Proposals are due within weeks from Cray, IBM and Sun for Darpa's High Productivity Computing Systems project. HPCS aims to accelerate development of multipetaflops systems that would be radically easier to program than today's supercomputers.

"I don't know if this is a make-or-break deal for Cray, but it certainly will be critical to their long-term viability," said supercomputer expert Jack Dongarra, a distinguished professor in the Computer Science Department at the University of Tennessee.

High-performance technical computing "is our only focus," said Steve Scott, Cray's chief technology officer. "We are very serious about it. So the HPCS Phase 3 funding is a big deal for our company. It allows us to 'think out of the box' about systems a few years ahead of what we are used to."

AMD's lead
Last summer, Cray undertook a months-long evaluation of whether it would continue with AMD or switch to Intel as its strategic processor supplier through 2010. After reviewing both companies' road maps, Cray judged AMD's technically superior and thus decided to stay put.

"We were serious about switching to Intel if that made more sense, [but] we really like what AMD is doing," said Scott. "We are very happy with the AMD processor cores and systems interfaces. They have been leading Intel for a few years, and we see that likely to continue."

That word comes just as Intel has disclosed its Core microarchitecture in a bid to close the gap with AMD on performance and power (see story, page 1).

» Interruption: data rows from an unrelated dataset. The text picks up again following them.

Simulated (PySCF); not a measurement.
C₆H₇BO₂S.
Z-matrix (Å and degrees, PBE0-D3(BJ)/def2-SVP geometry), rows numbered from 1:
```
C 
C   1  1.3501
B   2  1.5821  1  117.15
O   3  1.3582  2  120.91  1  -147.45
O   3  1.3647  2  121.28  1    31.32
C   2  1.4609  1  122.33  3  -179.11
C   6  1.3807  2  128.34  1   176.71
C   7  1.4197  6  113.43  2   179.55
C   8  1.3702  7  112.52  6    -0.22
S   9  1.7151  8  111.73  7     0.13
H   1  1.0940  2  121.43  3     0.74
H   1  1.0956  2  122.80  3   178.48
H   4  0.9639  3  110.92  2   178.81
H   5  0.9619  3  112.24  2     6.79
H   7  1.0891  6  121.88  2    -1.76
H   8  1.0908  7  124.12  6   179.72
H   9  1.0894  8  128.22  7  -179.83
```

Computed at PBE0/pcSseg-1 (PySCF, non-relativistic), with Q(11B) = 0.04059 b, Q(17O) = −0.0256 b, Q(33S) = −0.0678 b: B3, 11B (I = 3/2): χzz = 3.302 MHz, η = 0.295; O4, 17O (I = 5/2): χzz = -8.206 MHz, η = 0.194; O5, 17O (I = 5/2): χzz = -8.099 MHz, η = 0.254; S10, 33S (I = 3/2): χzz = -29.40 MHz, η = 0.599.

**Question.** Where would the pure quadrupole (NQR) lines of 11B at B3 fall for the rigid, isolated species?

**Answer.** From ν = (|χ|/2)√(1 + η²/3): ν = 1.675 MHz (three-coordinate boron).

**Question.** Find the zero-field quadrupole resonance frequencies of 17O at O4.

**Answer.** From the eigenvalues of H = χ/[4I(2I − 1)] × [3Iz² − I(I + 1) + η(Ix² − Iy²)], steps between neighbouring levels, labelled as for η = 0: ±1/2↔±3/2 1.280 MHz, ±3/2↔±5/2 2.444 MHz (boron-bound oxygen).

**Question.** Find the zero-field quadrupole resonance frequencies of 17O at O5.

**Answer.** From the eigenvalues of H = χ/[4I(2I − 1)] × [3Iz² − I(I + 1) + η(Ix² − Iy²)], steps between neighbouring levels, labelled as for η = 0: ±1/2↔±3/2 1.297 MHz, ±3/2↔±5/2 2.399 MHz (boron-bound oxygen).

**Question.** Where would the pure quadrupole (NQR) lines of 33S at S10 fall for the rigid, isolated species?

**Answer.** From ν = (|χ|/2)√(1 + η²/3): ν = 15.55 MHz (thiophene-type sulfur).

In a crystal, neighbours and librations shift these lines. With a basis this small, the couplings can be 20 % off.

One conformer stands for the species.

From Cray's perspective, one of AMD's crown jewels is HyperTransport, the gigahertz coherent interconnect on AMD's CPUs. Last fall, just a week after Cray made its decision to stick with AMD, Intel announced that introduction of its CSI processor interconnect would be delayed a year (search www.eetimes.com for article ID: 60404677). Though Intel has been sketchy on the details, CSI is believed to refer to Coherent Scalable Interconnect, a HyperTransport-like point-to-point inter- connect for directly linking processors that contain embedded memory controllers. Intel had suggested it would use the technology on both its Itanium and Xeon processors in 2007.

Intel still plans to use CSI on its Itanium CPUs, probably next year, said a senior computer engineer who asked not to be identified.

Meanwhile, the HyperTransport Consortium is weeks away from launching HT 3.0, which is expected to at least double the bandwidth of that interconnect while lowering latency and leaving the underlying protocol largely unaltered. "The spec is in progress, and we are absolutely on schedule," for a mid-2006 release, said consortium chairman David Rich.

Other factors beyond HyperTransport figured in AMD's favor when Cray made its decision, Scott said. They included AMD's use of an integrated memory controller, which reduces memory latency to about 53 nanoseconds, and its elimination of the north bridge chip, saving board space, power and cooling.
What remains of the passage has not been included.